Ever read those Patrick O’Brian books with Jack Aubrey and his doctor companion, Stephen Maturin? I have, and I think they’re great. My day job is as a professor with a Ph.D. in literature, so I am supposed to dismiss such works as Master and Commander or Desolation Island as light entertainment. But I am also a sailor, and the depictions of nature, the portraits of characters afloat and the excitement of choices made under pressure never fail to gather my applause. Sure, there’s naval warfare and swordfighting. But mostly there’s the steady pull of sails, and the entertaining collision of personalities.
Now I am no Jack Aubrey, nor was I meant to be. Aubrey is a nautical prodigy, seaborne from childhood and with a head for both heights and navigation. The contrast borders on comedy. As I read on the settee of my Beneteau First 42, my starboard water tank drips into the bilge beneath me, despite my concerted efforts to fix it. Meanwhile, Jack Aubrey is shipping a new rudder with whatever his crew can scrounge together from among the ship’s spares. Off Cape Elizabeth, I’m pinching to make a buoy we will probably end up tacking for. Meanwhile, on my nightstand the dear old frigate Surprise is executing a daring maneuver by running a spring line from her larboard cathead to a towed prize.

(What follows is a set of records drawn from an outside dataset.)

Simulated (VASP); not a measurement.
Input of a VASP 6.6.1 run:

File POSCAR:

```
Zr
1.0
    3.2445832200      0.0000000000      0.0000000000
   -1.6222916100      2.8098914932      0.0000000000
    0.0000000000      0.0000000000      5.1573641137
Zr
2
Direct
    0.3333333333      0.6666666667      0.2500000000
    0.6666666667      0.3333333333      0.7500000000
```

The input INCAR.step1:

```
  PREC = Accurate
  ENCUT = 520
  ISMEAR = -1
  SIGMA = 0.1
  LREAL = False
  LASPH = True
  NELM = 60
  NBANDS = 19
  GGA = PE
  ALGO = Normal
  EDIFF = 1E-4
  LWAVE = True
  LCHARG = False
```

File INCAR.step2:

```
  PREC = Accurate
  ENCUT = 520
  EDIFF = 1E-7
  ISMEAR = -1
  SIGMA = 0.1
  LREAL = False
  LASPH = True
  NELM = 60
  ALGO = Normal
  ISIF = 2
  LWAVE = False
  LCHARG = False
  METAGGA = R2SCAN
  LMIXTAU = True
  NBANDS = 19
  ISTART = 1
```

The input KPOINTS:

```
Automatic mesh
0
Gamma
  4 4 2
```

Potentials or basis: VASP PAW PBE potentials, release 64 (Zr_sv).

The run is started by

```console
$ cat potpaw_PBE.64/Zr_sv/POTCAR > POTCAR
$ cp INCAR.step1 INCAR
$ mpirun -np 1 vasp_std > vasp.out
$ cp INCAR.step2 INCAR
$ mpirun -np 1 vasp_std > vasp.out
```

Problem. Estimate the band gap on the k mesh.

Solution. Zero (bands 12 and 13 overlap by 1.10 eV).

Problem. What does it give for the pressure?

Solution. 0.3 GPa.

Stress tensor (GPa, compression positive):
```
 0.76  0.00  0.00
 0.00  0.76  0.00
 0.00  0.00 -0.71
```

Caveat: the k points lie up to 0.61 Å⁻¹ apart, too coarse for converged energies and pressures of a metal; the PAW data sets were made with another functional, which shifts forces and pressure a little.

Luckily, we readers also have Stephen Maturin, who may know plenty of languages, but can’t tell port from starboard. He entertains with a contrast between vast erudition and stumbles aboard (and overboard!). In Jack Aubrey, cruising sailors have the Age of Sail’s most talented mariner; in Stephen Maturin they have that same age’s most absent-minded but philosophical observer. Combining these two we are blessed with the perfect pair of shipmates.
That said, I think it’s more than just the winning characters that puts Patrick O’Brian in so many saloons. Humor and adventure drive good stories, while O’Brian’s many dry, inside jokes emphasize each character and keep us reading as well. Of the lives of the sailors under his command, Jack says, “They have chosen their cake, and they must lie on it.”
Stephen responds, “You mean they cannot have their bed and eat it.”
In other places it’s the unlikely phrase that grabs us. “Jack, you have debauched my sloth,” Stephen says, or jesting at shipboard terminology: “Do this, do that, gluppit the prawling strangles there.” When you see someone paging through one of these novels, it’s often with a smile. The sun is just rubbing its back on the window panes of Christmas Cove as we motor seaward through the mooring field. On a nearby sloop a woman is having coffee aft, and as we pass, I see she holds the unmistakable cover of a Patrick O’Brian book. I call out, “Jack Aubrey wins in the end!” and we share a laugh, glad to be afloat.
Sailors keep coming back to the Aubrey/Maturin novels because they dramatize a vigorous life, a way of existing in both nature and a well-ordered society. The sea is a place of both clarity and decisiveness for O’Brian, while the terrestrial world is the source of ill humors and wretched con men. Stephen observes more than once that common colds and petty complaints recede with the shore, and that sailors at sea present a “cheerful resilience; a competent readiness; an open conversability; a certain candour.”
Those who go down to the sea in ships are also drawn by an incredible integration with nature. “The taut rigging sang with a greater urgency,” O’Brian writes. “The sound of the water racing along her side mounted to a diffused roar; the complex orchestra of cordage, wood under stress, moving sea and wind, all-pervading sound, exalting to the seaborne ear.”
Nature’s sublime aspects are captured repeatedly in these pages, with whales and birds and especially the daily round of beauty that blesses us afloat: “Suddenly the whole of the east was day: the sun lit the sky to the zenith and for a moment the night could be seen over the starboard bow, fleeting away toward America. Mars, setting a handsbreath above the western rim, went out abruptly; the entire bowl of the sky grew brilliant and the dark sea returned to its daily blue, deep blue.”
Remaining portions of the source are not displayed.